Mongolia is committed to resolving issues delaying expansion of the $6.6 billion Oyu Tolgoi copper and gold mine, the government said in a statement after a Rio Tinto Group unit failed to arrange funding for their joint project.
“The Government of Mongolia is flexibly available to prioritize and continue the discussions on terms and conditions of the project financing separate from any other issues,” according to a press release issued today by Erdenes Oyu Tolgoi LLC, the state-owned company that holds 34 percent of the mine.
Turquoise Hill Resources Ltd., the Rio Tinto unit which holds 66 percent of the mine, was unable to obtain long-term project financing for the project due to uncertainty over negotiations with the Mongolian government, the Vancouver-based company said in a statement on November 14.
In order to repay loans that would have been covered by project financing, Turquoise Hill may sell shares to raise as much as $2.4 billion, in an offer to be completed no later than Jan. 15, Rio Tinto said.
Rio Tinto, which manages the project through its 51 percent stake in Turquoise Hill, halted development of the mine’s underground expansion and laid off about 1,700 workers until discussions with the government on funding and other issues are resolved.
Talks will continue to resolve all issues, Erdenes OT said in the statement, adding that “the timing of shareholder approval and continuation of the underground expansion are dependent on the completion of the feasibility study and therefore not certain.”

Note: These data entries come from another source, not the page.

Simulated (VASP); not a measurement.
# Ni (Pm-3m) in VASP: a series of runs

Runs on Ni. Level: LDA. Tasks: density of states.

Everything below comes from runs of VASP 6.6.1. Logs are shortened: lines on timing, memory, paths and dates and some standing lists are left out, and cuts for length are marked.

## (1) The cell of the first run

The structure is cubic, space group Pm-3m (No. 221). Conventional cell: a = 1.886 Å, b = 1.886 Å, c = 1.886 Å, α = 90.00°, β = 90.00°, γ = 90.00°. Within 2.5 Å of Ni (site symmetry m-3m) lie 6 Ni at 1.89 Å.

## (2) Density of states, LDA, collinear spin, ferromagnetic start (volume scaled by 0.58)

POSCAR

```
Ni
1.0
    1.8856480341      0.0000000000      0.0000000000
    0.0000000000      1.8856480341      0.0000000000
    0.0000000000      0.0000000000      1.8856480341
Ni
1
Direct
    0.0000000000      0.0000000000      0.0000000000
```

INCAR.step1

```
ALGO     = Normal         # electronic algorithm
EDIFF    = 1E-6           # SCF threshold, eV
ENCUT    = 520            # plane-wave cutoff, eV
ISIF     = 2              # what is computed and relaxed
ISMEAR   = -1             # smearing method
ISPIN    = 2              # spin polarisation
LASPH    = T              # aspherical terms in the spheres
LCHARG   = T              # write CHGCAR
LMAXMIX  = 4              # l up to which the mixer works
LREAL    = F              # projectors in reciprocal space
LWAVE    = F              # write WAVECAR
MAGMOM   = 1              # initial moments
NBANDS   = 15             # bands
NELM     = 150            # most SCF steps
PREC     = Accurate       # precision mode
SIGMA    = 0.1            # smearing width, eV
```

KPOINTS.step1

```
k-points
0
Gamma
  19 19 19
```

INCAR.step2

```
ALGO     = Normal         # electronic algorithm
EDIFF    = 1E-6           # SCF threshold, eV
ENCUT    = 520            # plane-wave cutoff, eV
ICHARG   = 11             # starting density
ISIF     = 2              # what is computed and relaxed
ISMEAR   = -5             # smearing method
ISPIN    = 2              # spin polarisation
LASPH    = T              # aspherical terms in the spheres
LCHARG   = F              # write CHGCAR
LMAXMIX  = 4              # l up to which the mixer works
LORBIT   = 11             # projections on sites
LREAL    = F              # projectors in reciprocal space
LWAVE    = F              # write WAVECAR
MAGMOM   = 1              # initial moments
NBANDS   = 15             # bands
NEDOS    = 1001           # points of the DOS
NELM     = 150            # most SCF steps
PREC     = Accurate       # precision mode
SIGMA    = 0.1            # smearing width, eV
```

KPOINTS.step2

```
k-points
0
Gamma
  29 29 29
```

The feasibility study is expected to be complete in the first half of 2014, Turquoise Hill said in its November 14 press release.
Oyu Tolgoi, located 80 kilometers (50 miles) north of the Chinese border, is forecast to account for about a third of Mongolia’s economy when in full operation. The first stage of the mine, which included development of an open pit and concentrator, cost around $6.6 billion. The second phase is expected to cost an additional $5.1 billion.